Many enterprise blockchain projects start with a few participants in their inception phase, and then grow to encompass a larger and more diverse set of organizations. As these networks grow, new organizations need to deploy their blockchain nodes to store their copy of the distributed ledger and execute the smart contracts. Where the nodes are deployed can be subject to regulatory constraints, such as data residency (local copy of the data must be available in the country where the organization operates) or data sovereignty (broader concept that data is subject to local laws and regulations, e.g. HIPAA in US or privacy regulations in countries covered by GDPR). And sometimes the organization policy on what data can be in a public cloud vs. staying within the enterprise data center or selection of a cloud provider dictates deployment choices.
Oracle Blockchain Platform Enterprise Edition, based on Hyperledger Fabric, enables this flexibility by providing an option to deploy blockchain nodes in customer’s data centers or on 3rd party clouds, while still connecting to Oracle Blockchain Platform nodes provided as managed PaaS offering in Oracle Cloud.

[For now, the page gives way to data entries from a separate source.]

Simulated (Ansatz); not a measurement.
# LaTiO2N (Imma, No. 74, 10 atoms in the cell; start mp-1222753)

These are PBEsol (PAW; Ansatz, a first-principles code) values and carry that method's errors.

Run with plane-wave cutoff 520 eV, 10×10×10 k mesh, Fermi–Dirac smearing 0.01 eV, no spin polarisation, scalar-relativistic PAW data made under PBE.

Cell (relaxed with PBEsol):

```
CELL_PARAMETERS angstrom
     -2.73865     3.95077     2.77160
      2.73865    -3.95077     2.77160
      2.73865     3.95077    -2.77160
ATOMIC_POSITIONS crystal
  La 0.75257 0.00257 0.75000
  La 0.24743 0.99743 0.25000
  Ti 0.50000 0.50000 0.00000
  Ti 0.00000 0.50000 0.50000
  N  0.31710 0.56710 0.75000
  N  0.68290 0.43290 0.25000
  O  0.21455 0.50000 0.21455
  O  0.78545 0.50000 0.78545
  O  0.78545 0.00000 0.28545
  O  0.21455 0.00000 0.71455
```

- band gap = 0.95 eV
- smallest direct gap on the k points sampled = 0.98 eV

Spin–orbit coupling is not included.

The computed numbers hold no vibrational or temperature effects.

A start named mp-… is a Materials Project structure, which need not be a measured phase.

Consider a global logistics consortium, such as maritime shipping blockchain network (also described in an earlier blog post) or an Electric Vehicle battery supply chain consortium involving Volvo Cars, their electric vehicle battery suppliers CATL from China and LG Chem from South Korea, together with 2nd, 3rd, and 4th tier suppliers behind them involved in mining new cobalt ore and recycling cobalt from existing batteries. Some members operate in countries with specific regulations imposing local residency and sovereignty controls over data that’s exchanged with other members who are based in the same country vs. data that’s exchanged with participants outside the country. In Oracle Blockchain Platform, users can set up independent channels to isolate groups of participants and specific transactions so it’s possible to separate transactions that involve only in-country members (e.g., logistics within China) or those within a broader group subject to specific regulations (e.g., EU members subject to GDPR) from those that involve foreign entities (e.g., shipments between China and US ports).
The maritime shipping blockchain network has been deployed using a mix of OBP EE instances running on-premises in customers’ data centers in one country and OBP cloud service instances in OCI data centers across the world. Members that are based in that country can share local channels (and therefore copies of the ledger) with other in-country members without that data going abroad. Transactions that involve organizations outside of that country use channels connecting these on-premises instances and cloud instances in OCI. Data subject to GDPR controls can be shared on the channels whose member nodes are deployed within EU data centers. While OCI data centers are continuously expanding, there are organizations that operate in countries without an OCI data center who would like to deploy in a 3rd party cloud data center that meets local data residency requirements.
Blockchain networks operating in a real world have to be flexible enough to cater to organizational policies and regulatory regimes around the world. Oracle Blockchain Platform enables this with an interoperable combination of cloud PaaS nodes and enterprise edition nodes that can operate outside of the Oracle Cloud to meet diverse customer needs. To achieve this, OBP has common architecture that separates core functionality from certain implementation specifics, such as provisioning UI, authentication, patching, logging, etc. so the latter aspects can be implemented differently for the cloud service using native OCI capabilities and the on-premises enterprise editions, using pre-integrated components. For example, authentication requirements for the OBP Console and REST proxy are provided using IDCS in the cloud, while enterprise edition can use local directory services, such as LDAP, Microsoft Active Directory (AD), and Oracle Internet Directory (OID).
In addition to hybrid deployments, the increasing blockchain momentum in governments/public sector drives deployments of OBP Enterprise Edition. These include US and foreign government agencies, in civilian and national security segments. Customs, immigration, tax authorities, healthcare regulators, and defense ministries and departments are some of the governmental organizations deploying OBP EE on-premises to support their missions using fully on-premises networks. However, in some scenarios where an ecosystem involves both the public sector and private companies, hybrid deployments are being explored to enable the private sector to use cloud-based nodes.
As the ecosystems expand, their members might naturally prefer a multi-cloud approach as well, whether it’s interconnecting Hyperledger Fabric nodes from multiple cloud providers or deploying OBP EE on 3rd party clouds to interconnect with OBP cloud service in OCI. Oracle has supported the interoperability of OBP with open source Fabric nodes from its initial GA in 2018.
More recently, Hyperledger Fabric Interoperability Working Group inaugurated at the last Hyperledger Global Forum in Basel, Switzerland has been working to promote the interoperability of Hyperledger Fabric network services when the blockchain nodes are provided by different vendors. The current state of this effort and related documents are available on Hyperledger Wiki. Oracle blockchain team has supported this effort from its inception in Basel, and provides testing nodes for other Hyperledger members who want to test interoperability from their cloud nodes to OBP nodes in Oracle Cloud (see Interop Testing page for details.)